Google Play transfers

The BigQuery Data Transfer Service for Google Play connector lets you automatically schedule and manage recurring load jobs for Google Play reporting data.

Supported Reports

The BigQuery Data Transfer Service for Google Play supports the following monthly reporting options:

Detailed reports

Aggregated reports

For information on how Google Play reports are transformed into BigQuery tables, see Google Play report transformations.

Reporting option Support
Supported API version

N/A

Repeat frequency

Daily, at the time the data transfer is first created (default)

You can configure the time of day.

Refresh window

Last 7 days

Not configurable

Maximum backfill duration

No limit

While Google Play has no known data retention limits, the BigQuery Data Transfer Service has limits on how many days can be requested in a single backfill. For information on backfills, see Manually trigger a transfer.

Data ingestion from Google Play transfers

When you transfer data from Google Play into BigQuery, the data is loaded into BigQuery tables that are partitioned by date. The table partition that the data is loaded into corresponds to the date from the data source. If you schedule multiple transfers for the same date, BigQuery Data Transfer Service overwrites the partition for that specific date with the latest data. Multiple transfers in the same day or running backfills don't result in duplicate data, and partitions for other dates are not affected.

Refresh windows

A refresh window is the number of days that a data transfer retrieves data when a data transfer occurs. For example, if the refresh window is three days and a daily transfer occurs, the BigQuery Data Transfer Service retrieves all data from your source table from the past three days. In this example, when a daily transfer occurs, the BigQuery Data Transfer Service creates a new BigQuery destination table partition with a copy of your source table data from the current day, then automatically triggers backfill runs to update the BigQuery destination table partitions with your source table data from the past two days. The automatically triggered backfill runs will either overwrite or incrementally update your BigQuery destination table, depending on whether or not incremental updates are supported in the BigQuery Data Transfer Service connector.
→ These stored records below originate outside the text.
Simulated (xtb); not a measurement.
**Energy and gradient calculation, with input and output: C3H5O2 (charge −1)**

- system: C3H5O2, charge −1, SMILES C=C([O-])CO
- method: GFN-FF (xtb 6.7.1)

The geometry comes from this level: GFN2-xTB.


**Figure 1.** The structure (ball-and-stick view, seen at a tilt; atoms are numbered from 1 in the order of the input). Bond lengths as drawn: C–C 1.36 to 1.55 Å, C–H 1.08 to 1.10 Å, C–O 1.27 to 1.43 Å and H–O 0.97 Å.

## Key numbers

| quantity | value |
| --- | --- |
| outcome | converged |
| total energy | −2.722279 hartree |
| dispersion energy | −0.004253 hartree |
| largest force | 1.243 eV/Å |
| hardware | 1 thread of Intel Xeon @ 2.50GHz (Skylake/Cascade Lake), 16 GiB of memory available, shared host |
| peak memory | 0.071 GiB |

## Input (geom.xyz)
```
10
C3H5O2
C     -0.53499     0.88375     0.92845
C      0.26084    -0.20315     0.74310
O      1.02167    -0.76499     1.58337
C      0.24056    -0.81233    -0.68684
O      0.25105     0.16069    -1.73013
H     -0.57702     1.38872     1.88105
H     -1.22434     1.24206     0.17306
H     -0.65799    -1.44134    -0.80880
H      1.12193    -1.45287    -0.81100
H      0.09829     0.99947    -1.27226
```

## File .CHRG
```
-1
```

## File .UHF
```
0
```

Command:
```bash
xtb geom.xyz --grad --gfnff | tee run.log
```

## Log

When you run a data transfer for the first time, the data transfer retrieves all source data available within the refresh window. For example, if the refresh window is three days and you run the data transfer for the first time, the BigQuery Data Transfer Service retrieves all source data within three days.

Refresh windows are mapped to the TransferConfig.data_refresh_window_days API field.

To retrieve data outside the refresh window, such as historical data, or to recover data from any transfer outages or gaps, you can initiate or schedule a backfill run.

Limitations

  • The minimum frequency that you can schedule a data transfer for is once every 24 hours. By default, a transfer starts at the time that you create the transfer. However, you can configure the transfer start time when you set up your transfer.
  • The BigQuery Data Transfer Service does not support incremental data transfers during a Google Play transfer. When you specify a date for a data transfer, all of the data that is available for that date is transferred.

Before you begin

Before you create a Google Play data transfer:

  • Verify that you have completed all actions required to enable the BigQuery Data Transfer Service.
  • Create a BigQuery dataset to store the Google Play data.
  • Find your Cloud Storage bucket:
    1. In the Google Play console, click Download reports and select Reviews, Statistics, or Financial.
    2. To copy the ID for your Cloud Storage bucket, click Copy Cloud Storage URI. Your bucket ID begins with gs://. For example, for the reviews report, your ID is similar to the following:
      gs://pubsite_prod_rev_01234567890987654321/reviews
    3. For the Google Play data transfer, you need to copy only the unique ID that comes between gs:// and /reviews:
      pubsite_prod_rev_01234567890987654321
  • If you intend to setup transfer run notifications for Pub/Sub, you must have pubsub.topics.setIamPolicy permissions. Pub/Sub permissions are not required if you just set up email notifications. For more information, see BigQuery Data Transfer Service run notifications.

Required permissions

  • BigQuery: Ensure that the person creating the data transfer has the following permissions in BigQuery:

    • bigquery.transfers.update permissions to create the data transfer
    • Both bigquery.datasets.get and bigquery.datasets.update permissions on the target dataset

    The bigquery.admin predefined IAM role includes bigquery.transfers.update, bigquery.datasets.update and bigquery.datasets.get permissions. For more information on IAM roles in BigQuery Data Transfer Service, see Access control.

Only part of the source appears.